The administration of President Muhammadu Buhari has never hidden its desire to diversify the economy through agriculture. Consequently, the Central Bank of Nigeria (CBN) has boosted the development of agriculture sector with various financial interventions. But despite these efforts, available data has shown that commercial banks’ lending to the agric sector has fallen short of CBN’s lending target of seven per cent.
The implication is that the government’s effort to break the overdependence on oil revenue and diversify the economy through agriculture and solid minerals development may not be realised as planned. The CBN had in 2011 unveiled a 10-year target of 7 per cent credit allocation to agricultural sector. To achieve this target, the apex bank introduced some measures which included the establishment of the Nigerian Incentive-Based Risk Sharing System for Agricultural Lending (NIRSAL) and intervention funds like the Commercial Agricultural Credit Scheme (CACS) and the Anchor Borrowers Programme (ABP).

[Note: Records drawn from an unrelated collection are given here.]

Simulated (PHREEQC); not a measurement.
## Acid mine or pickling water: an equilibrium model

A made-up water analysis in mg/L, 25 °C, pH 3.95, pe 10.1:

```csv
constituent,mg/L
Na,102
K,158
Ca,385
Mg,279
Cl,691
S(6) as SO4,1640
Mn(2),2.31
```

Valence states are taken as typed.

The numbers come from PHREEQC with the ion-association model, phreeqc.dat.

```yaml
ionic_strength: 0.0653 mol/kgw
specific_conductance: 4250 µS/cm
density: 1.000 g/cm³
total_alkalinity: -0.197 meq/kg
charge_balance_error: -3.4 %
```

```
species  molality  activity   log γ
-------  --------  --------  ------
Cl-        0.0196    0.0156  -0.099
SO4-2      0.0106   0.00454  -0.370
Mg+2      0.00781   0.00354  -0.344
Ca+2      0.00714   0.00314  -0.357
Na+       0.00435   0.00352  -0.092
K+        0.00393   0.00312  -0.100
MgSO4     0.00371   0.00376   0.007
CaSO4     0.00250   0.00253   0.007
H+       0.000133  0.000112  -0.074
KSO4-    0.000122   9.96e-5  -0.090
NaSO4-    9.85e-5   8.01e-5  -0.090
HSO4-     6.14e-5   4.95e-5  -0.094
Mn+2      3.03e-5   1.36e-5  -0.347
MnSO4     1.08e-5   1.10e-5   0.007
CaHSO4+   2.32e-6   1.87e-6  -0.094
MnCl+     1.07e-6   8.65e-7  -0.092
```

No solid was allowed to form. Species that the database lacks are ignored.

However, data from the National Bureau of Statistics (NBS) on banking sector credit to the various sectors of the economy from the first quarter of 2015 (Q1’2015) to first quarter of 2019 (Q1’2019), revealed a sluggish growth rate of 5 per cent per annum in the agric sector’s share of total banks’ credit during the period. This is against the projected 40 per cent annual growth rate required to meet the CBN’s target for 2021. In real terms, the N638.5bn credit allocation to agric sector as at Q1’2019 was N461.5bn below the target of N1.1trn, or 7.0 per cent of the N15.2trn total bank credit during the period.
This implies that banks should increase their lending to agric sector by about N1.2trn in the next two years in order to meet the CBN’s target.
While this seems a tall order, it is not impossible. But it can only be achieved if the CBN and the Federal Government collaborate with the banks to bridge the credit lending gap to the sector. However, the CBN should provide the necessary incentives to commercial banks to grant affordable, long-term bank credit at low interest rate to small holding farmers. A low interest rate will undoubtedly boost farming. Under the CBN’s Anchor Borrowers Programme, farmers are given loans at an interest rate of 9 per cent. Nevertheless, we believe that a lower interest rate of not more than 5 per cent will be ideal for the sector.
Therefore, the government should strengthen its agricultural policy in such a way that it will enhance lending to the farmers. Government should enable farmers and others in the sector meet the Minimum Risk Acceptance Criteria (RACs) to access available loans. In its effort to diversify the economy through agriculture, government must ensure that all stakeholders are carried along. It is unfortunate that the agric sector has not contributed as much as it should to the nation’s Gross Domestic Product (GDP) largely due to insufficient support and other impediments. This is why we welcome the recent ban on the importation of some agric products that can be produced locally. Good enough, the apex bank has been doing much to boost the development of the sector and make it the mainstay of the economy. That notwithstanding, there is need for radical fiscal policy measures, including import substitution policies, that will make the sector attractive to the banks.
Although intervention funds in the agricultural sector has not been as efficient as it ought to be because of high rate of default, access to capital to farmers at single-digit interest rate is a necessary step towards achieving this lofty objective. Therefore, we urge the banks to find a way to provide interest at reasonable rate to those in the sector. Current efforts to attract private investment to the agric sector should be pursued, and government should pay its counterpart funding to the sector. To achieve government’s objective of self-sufficiency in food production and boost exports, commercial banks should review their lending policy to the sector.